Online education detractors, take a deep breath.
The No. 1 criticism of online ed is now debunked.
Think tank Ithaka S+R tested the conventional theory that students learn more in the traditional classroom vs. online. 605 undergraduates at public universities in New York and Maryland were recruited for a comparison test.
Half of the students took an introductory Statistics course that met three hours a week. The other half took Carnegie Mellon’s online statistics course and also met once a week. Then both groups of students were tested.
Result: The online students scored just as well as the traditional students — statistically equal test scores across the board.
Towson University statistics professor Linda Cooper took part in the study. She was initially a skeptic of online ed, but not anymore. “I walked away with a much more positive outlook for online courses,” saying students had a “deeper understanding” of the material after taking the online stats course.

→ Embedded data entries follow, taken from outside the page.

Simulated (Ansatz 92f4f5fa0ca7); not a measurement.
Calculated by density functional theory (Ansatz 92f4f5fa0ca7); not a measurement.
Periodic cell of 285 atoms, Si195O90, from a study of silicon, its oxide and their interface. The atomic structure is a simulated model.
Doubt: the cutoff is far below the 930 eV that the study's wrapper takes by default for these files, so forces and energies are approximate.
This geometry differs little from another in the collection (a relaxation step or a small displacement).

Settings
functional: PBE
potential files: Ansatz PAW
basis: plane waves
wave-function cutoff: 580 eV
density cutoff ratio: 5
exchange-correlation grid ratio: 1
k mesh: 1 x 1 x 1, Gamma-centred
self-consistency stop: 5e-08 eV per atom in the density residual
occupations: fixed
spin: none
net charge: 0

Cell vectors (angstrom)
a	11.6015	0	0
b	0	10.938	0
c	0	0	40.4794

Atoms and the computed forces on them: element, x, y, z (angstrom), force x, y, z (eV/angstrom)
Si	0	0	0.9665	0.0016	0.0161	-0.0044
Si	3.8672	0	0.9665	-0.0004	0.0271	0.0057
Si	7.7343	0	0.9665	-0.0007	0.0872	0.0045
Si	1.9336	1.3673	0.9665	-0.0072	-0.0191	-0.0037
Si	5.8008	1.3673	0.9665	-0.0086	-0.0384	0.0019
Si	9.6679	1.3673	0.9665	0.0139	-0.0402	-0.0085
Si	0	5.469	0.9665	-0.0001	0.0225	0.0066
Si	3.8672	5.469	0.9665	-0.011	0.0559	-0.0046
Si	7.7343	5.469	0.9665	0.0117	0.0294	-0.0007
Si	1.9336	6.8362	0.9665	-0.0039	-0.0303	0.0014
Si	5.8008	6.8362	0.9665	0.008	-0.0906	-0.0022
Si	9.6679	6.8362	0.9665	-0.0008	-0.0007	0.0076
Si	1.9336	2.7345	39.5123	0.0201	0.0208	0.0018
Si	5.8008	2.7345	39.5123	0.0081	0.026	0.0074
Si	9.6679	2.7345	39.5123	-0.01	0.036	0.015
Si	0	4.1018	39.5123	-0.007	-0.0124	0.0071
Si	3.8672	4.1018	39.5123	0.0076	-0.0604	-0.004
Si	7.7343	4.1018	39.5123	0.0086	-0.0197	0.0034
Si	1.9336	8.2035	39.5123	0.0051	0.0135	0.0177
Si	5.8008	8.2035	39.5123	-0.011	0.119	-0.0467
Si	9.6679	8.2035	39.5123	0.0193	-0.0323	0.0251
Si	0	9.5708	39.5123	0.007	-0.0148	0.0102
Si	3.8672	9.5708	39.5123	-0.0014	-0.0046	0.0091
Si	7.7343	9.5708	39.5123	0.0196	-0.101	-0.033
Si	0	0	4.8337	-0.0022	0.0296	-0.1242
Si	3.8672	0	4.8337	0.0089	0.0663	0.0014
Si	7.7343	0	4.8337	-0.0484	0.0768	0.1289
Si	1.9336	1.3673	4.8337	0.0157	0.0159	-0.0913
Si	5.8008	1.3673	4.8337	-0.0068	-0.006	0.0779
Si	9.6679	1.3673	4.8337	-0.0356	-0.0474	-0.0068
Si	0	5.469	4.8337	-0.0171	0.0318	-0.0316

Cutting classroom time — and costs
The Maryland and New York college students were also surveyed after finishing their courses.
The key stat? Online students spent 25% less time on coursework than the other half.
Students’ time is valuable – but colleges and universities are obviously delving deeper into online ed because of the bottom line. The higher ed bubble is all too real. Consider these recent examples:
The University of Virginia recently fired (then later re-hired) its president because she wasn’t capitalizing on new revenue streams – specifically, online ed.
Prestigious universities such as Princeton, MIT, Penn and Stanford are offering hundreds of courses online – for free.
The market for online ed is big – possibly bigger than colleges realize. MIT was blown away when just one of its courses attracted 120,000 students.
And the kicker … Student loan debt now exceeds Americans’ credit card debt. No wonder, as the price tag for college has grown four times greater than the interest rate over the last 30 years.
Trimming the bulk of the financial waste in college education will take time and hard work. For immediate relief, count on more schools embracing online ed – many simply have no other choice.